Implementing and Optimizing a High‑Concurrency Long‑Connection Service with Netty
This article explains how to build a scalable long‑connection server using Netty, discusses the underlying bottlenecks such as Linux kernel limits, CPU and GC issues, and provides practical code examples and tuning techniques to achieve hundreds of thousands of connections and high QPS.
Push Service Background
About a year and a half ago we needed an Android push service; unlike iOS there is no unified push platform in China, so we relied on polling before adopting JPush's long‑connection solution, which handled 500k‑1M concurrent connections.
Two years later we were tasked with optimizing our own long‑connection server.
What Is Netty
Netty (http://netty.io/) is an asynchronous event‑driven network framework that promises high performance, zero‑copy, native Linux sockets, and compatibility with Java NIO2 and older NIO APIs.
High‑performance, highly scalable architecture.
Zero‑Copy to minimize memory copying.
Native Linux socket support.
Works with Java 1.7 NIO2 and earlier NIO.
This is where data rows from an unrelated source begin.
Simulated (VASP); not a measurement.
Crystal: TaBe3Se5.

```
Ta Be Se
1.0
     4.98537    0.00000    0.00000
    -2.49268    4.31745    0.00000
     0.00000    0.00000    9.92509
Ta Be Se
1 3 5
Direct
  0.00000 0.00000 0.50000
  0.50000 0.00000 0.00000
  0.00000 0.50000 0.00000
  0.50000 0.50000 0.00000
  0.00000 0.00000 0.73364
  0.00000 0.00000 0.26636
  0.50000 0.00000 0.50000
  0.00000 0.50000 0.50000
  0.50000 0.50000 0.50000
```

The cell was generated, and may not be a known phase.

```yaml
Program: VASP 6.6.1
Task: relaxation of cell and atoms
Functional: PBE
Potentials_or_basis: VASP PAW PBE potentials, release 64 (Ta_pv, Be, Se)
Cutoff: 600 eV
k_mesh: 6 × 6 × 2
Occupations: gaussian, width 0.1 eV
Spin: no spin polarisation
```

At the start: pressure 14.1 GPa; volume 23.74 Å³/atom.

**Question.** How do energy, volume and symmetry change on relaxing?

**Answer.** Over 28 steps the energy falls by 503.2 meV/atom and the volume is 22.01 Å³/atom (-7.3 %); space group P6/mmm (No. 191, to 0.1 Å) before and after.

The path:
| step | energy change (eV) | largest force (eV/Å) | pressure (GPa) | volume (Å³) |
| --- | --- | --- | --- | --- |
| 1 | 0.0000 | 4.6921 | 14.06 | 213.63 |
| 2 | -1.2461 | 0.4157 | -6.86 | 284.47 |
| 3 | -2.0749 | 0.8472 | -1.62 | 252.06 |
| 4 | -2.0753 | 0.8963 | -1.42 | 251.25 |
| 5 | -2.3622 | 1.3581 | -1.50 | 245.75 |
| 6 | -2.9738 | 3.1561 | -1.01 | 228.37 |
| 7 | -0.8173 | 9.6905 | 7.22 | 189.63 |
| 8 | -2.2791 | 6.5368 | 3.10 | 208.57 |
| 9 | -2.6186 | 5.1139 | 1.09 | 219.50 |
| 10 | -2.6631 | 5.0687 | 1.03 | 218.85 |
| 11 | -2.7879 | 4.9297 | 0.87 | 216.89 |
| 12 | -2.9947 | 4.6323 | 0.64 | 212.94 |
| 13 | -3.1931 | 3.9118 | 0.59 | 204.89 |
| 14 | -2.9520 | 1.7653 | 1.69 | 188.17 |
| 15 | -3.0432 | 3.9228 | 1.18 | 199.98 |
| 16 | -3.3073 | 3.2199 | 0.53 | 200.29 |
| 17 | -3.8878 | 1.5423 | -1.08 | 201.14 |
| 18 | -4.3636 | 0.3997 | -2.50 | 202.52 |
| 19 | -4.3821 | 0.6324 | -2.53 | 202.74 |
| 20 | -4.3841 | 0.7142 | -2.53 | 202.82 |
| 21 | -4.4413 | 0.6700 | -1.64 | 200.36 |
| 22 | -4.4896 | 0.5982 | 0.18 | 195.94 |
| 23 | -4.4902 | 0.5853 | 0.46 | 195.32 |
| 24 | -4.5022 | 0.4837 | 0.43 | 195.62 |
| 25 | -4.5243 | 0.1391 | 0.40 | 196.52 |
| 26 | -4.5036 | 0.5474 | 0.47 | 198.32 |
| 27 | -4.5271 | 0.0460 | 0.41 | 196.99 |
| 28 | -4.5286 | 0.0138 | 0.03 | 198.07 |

Pooled Buffers reduce pressure on buffer allocation and release.
Bottlenecks
The two main goals of a long‑connection service are more connections and higher QPS. The real bottlenecks are not in Netty code but in OS configuration (max open files, process limits) and later in CPU, data structures, and GC.
More Connections
Both Java NIO and Netty can handle millions of connections because they use non‑blocking I/O and do not create a thread per connection.
Java NIO Example
ServerSocketChannel ssc = ServerSocketChannel.open();
Selector sel = Selector.open();
ssc.configureBlocking(false);
ssc.socket().bind(new InetSocketAddress(8080));
SelectionKey key = ssc.register(sel, SelectionKey.OP_ACCEPT);
while (true) {
sel.select();
Iterator it = sel.selectedKeys().iterator();
while (it.hasNext()) {
SelectionKey skey = (SelectionKey) it.next();
it.remove();
if (skey.isAcceptable()) {
ch = ssc.accept();
}
}
}This code only accepts connections and does nothing else, illustrating the basic NIO pattern.
Netty Example
NioEventLoopGroup bossGroup = new NioEventLoopGroup();
NioEventLoopGroup workerGroup = new NioEventLoopGroup();
ServerBootstrap bootstrap = new ServerBootstrap();
bootstrap.group(bossGroup, workerGroup);
bootstrap.channel(NioServerSocketChannel.class);
bootstrap.childHandler(new ChannelInitializer
() {
@Override
protected void initChannel(SocketChannel ch) throws Exception {
ChannelPipeline pipeline = ch.pipeline();
// todo: add handlers
}
});
bootstrap.bind(8080).sync();Again, the Netty bootstrap is straightforward and does not require special tricks to reach a million connections.
Where the Real Bottleneck Lies
With non‑blocking I/O the bottleneck moves to the Linux kernel configuration – the default limits on maximum open files and process resources must be increased.
How to Verify Capacity
We built a Netty client that opens up to 60,000 connections (limited by root privileges) and repeatedly connects to the server:
NioEventLoopGroup workerGroup = new NioEventLoopGroup();
Bootstrap b = new Bootstrap();
b.group(workerGroup);
b.channel(NioSocketChannel.class);
b.handler(new ChannelInitializer
() {
@Override
public void initChannel(SocketChannel ch) throws Exception {
ChannelPipeline pipeline = ch.pipeline();
// todo: add handler
}
});
for (int k = 0; k < 60000; k++) {
b.connect(127.0.0.1, 8080);
}Running this client on a machine with tuned kernel parameters validates the server’s ability to hold many connections.
Finding More Machines
Since a single host can hold ~60k connections, we need multiple hosts. Using virtual machines with bridged networking and multiple VMs per physical server allowed us to reach the million‑connection target with only four physical machines.
Trick to Inflate Connection Count
By disabling keep‑alive on the server, repeatedly forcing a VM to crash, changing its MAC address, and reconnecting, the server perceives new connections while keeping old ones alive, effectively inflating the connection count.
Higher QPS
Because Netty and NIO are non‑blocking, QPS does not degrade with more connections as long as memory is sufficient. The real QPS bottleneck is often the data‑structure design.
Data‑Structure Optimization
Complex projects require careful selection and combination of collections. For example, frequent calls to ConcurrentLinkedQueue.size() caused a CPU hotspot because the method traverses the whole list each time. Replacing it with an AtomicInteger counter eliminated the issue while preserving eventual consistency.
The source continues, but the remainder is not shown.